Many people ask how you can survey only a relatively small number of people and then say you know something about a whole population, such as all recreational fishers in Australia… or particular types of fishers, like spear fishers or offshore fishers.
How can you be sure?
Surely you need to survey a really big proportion of the population to be able to produce data that can be trusted?
How can you know what number of people need to be surveyed to produce data you can trust?
These are important questions, and there’s a whole field of science dedicated to these issues. Statistical theory says that as long as you get a representative sample of a population, then a sample of around 600 people for social and economic data will typically give you findings that you can be highly confident in – to within around 5 per cent (95% confidence) – no matter what the total size of the population* is.
* In the world of statistics, the term population refers to the total number of people in a group.
Whilst it may not seem logical, it generally takes a big increase in sample size beyond that point to achieve even small increases in precision. We’ll explore this in more detail as we go on.
When studying varied populations that are made up of sub-groups, you need to achieve that high level of confidence for every “population” you’re analysing – so, if you’re doing a survey that seeks accurate data on freshwater fishing versus saltwater fishing, you ideally want to make sure you have enough people in each of those categories to have a high level of confidence in the findings. As some people will do both freshwater and saltwater fishing, this doesn’t necessarily mean you need a total sample of 1,200 people (600 from each sub-group). For example, 900 may be sufficient if that includes 300 who only fish in freshwater, 300 who fish in both freshwater and saltwater, and 300 in saltwater only.
In some cases, truly niche populations may not boast 600 – for example, people fishing offshore using jetskis might be a case where achieving a sample of 600 isn’t feasible. . However, when examining broader topics such as expenditure on all types of fishing, or values of fishers, it is often possible to achieve this sort of sample size and confidence level.

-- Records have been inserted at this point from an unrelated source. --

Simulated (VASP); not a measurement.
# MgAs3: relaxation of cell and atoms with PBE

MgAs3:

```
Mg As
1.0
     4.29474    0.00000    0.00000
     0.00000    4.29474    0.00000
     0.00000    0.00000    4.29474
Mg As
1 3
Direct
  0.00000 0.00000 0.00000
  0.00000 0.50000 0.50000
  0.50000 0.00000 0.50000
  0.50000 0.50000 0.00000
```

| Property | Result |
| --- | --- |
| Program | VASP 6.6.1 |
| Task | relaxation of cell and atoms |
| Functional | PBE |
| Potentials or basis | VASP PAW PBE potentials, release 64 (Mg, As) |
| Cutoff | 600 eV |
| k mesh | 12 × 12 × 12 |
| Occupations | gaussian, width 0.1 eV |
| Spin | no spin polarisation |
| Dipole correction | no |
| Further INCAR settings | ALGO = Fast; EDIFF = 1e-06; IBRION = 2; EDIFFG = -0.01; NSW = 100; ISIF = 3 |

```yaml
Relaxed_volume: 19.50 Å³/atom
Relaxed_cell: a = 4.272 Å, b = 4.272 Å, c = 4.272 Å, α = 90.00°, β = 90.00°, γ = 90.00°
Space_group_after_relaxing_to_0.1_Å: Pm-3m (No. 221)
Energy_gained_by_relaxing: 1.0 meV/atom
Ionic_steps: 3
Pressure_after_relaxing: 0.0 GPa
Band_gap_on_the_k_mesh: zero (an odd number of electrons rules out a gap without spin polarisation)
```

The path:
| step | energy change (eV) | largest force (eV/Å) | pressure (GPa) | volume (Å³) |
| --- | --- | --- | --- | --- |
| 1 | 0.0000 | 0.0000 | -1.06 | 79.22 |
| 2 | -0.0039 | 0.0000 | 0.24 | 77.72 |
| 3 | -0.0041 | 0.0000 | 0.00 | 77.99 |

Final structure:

Is having a 95% Confidence Rate good enough?
There’s no simple answer to that question, as it depends on what you need to use the data for. If a 5% error rate (i.e. 95% confidence level) means you invest in too few facilities to support fishers in particular locations, you might want more precision. If it’s for broader identification of overall value of fishing, however, it might be fine. The key issue is that it generally takes a large increase in sample size beyond that point to achieve even small increases in precision, meaning we’d need many, many more people to participate to improve the data certainty above 95%.
For example, if we were able to increase that representative sample from 600 to 4,000, we can only expect to be 98% confident the results are correct.
To get to 99% confidence, we’d have to increase the sample to more like 14,000 – so as sample sizes increase, there are diminishing returns in terms of accuracy and insight.
A really good website for statistics nerds who want to read up more on this is https://www.surveysystem.com/sscalc.htm. It lets you test out how confident you can be in results from different samples, but also explains how that confidence changes depending on people’s answers to a question (error is ‘proportional to sample variance’, in the world of statisticians). If 50% of people answer “yes” to a question, for example, and 50% answer ”no”, you need a bigger sample to be confident that the results are representative of the population. If 99% answer “yes”, however, and 1% “no”, you can have high confidence in a smaller sample.
A bigger issue than sample size, though, is making sure your sample can be analysed in a way that is truly representative of the population. The last two decades have seen steep declines in typical response rates to surveys, which increases the likelihood that the responses received are biased to particular groups (for example, older people are more likely to complete any kind of survey than younger people). This is the case for pretty much any survey method. To address this, researchers are using two methods: one is quota sampling, where the survey keeps going until the required sample from an identified group in the population (think gender, age group, region, or fisher type) is achieved.
This makes sure there’s enough people sampled in every group you’re interested in to ensure a robust sample that can be successfully analysed.
The other method – often used in conjunction with quota sampling – is weighting of survey responses. This is used by organisations such as the Australian Bureau of Statistics to correct for known biases in responses and ensure the results produced are actually representative of the population.
We’re producing lots of nerd writing on this as part of the National Recreational Fishing Survey, which you’ll be able to access. Part of the project involves testing how robust different approaches to recruiting survey participants, sampling, and weighting responses are when we use them to assess recreational fishing. We hope you’ll get as excited by the statistics as we do.